Claimants respond to Interrogatory No. 12 and RFP No. 16 by claiming work product privilege and arguing the requests are not proper because they involve documents generated by and in possession of the Defendants themselves.

Interrogatory No. 29 asks whether Claimants have obtained any witness statements or had any conversations or contact with current or former employees of Goodyear regarding the tire or the accident involved in this case.

Claimants objected on grounds of work product privilege.

Interrogatory No. 30 asks Claimants to set forth details of any other incident, claim or lawsuit of which they are aware, arising from the same or similar circumstances as those in the present case.

Claimants objected on grounds of work product privilege.

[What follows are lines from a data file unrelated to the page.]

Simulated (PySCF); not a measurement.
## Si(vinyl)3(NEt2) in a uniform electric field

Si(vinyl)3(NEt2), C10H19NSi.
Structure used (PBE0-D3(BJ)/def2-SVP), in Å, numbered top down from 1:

RFP No. 18 asks Claimants to produce any written or printed material in the actual or constructive possession of Claimants or their counsel relating in any way to the tire in question.

Claimants responded by claiming work product privilege and arguing the requests are not proper because they involve documents generated by and in possession of the Defendants themselves. In addition, Claimants objected on grounds of vagueness, in that it is unclear what is meant by "constructive possession"; however, Plaintiff-Intervenors added that, to the extent they understand the question, "those items would be produced if we have any." Counsel for both sets of Claimants stated that, to the extent they understand this request, there are no such documents in their possession.

Application of Work Product Doctrine

The work product doctrine was first articulated by the United States Supreme Court in the case of Hickman v. Taylor, 329 U.S. 495, 67 S. Ct. 385 (1947), and was later incorporated into Fed.R.Civ.P. 26(b)(3), adopted in 1970. The work product privilege exists "to promote the adversary system by safeguarding the fruits of any attorney's trial preparation from the discovery attempts of the opponent." United States v. Am. Tel. Tel. Co., 642 F.2d 1285, 1299 (D.C. Cir. 1980).

The Tenth Circuit notes that "the work product privilege fosters the general policy against invading the privacy of an attorney's course of preparation which is so well recognized and so essential to an orderly working of our system of legal procedure that a burden rests on the one who would invade that privacy to establish adequate reasons to justify production through a subpoena or court order [internal punctuation omitted]." United States v. Colo. Sup. Ct., 189 F.3d 1281, 1287 (10th Cir. 1999). However, the Tenth Circuit also points out that the party seeking to assert the work product doctrine as a bar to discovery has the burden of establishing that it is applicable.Barclaysamerican Corp. v. Kane, 746 F.2d 653, 656 (10th Cir. 1984). And the court has noted that the work product doctrine enunciated in Hickman is "expressly limited to those matters relating to the lawyer's mental processes developed explicitly for litigation." Vargas v. United States (In re Grand Jury Proceedings), 727 F.2d 941, 945 (10th Cir. 1984).

Recently the Tenth Circuit rejected a call for broadening the reach of the work product doctrine by creating a new exception to the waiver rules, reiterating the Supreme Court's admonition that privileges are to be strictly construed, as they contravene "the normally predominant principle of utilizing all rational means for ascertaining truth." In re Qwest Commc'ns Int'l, Inc., 450 F.3d 1179, 1185 (10th Cir. 2006).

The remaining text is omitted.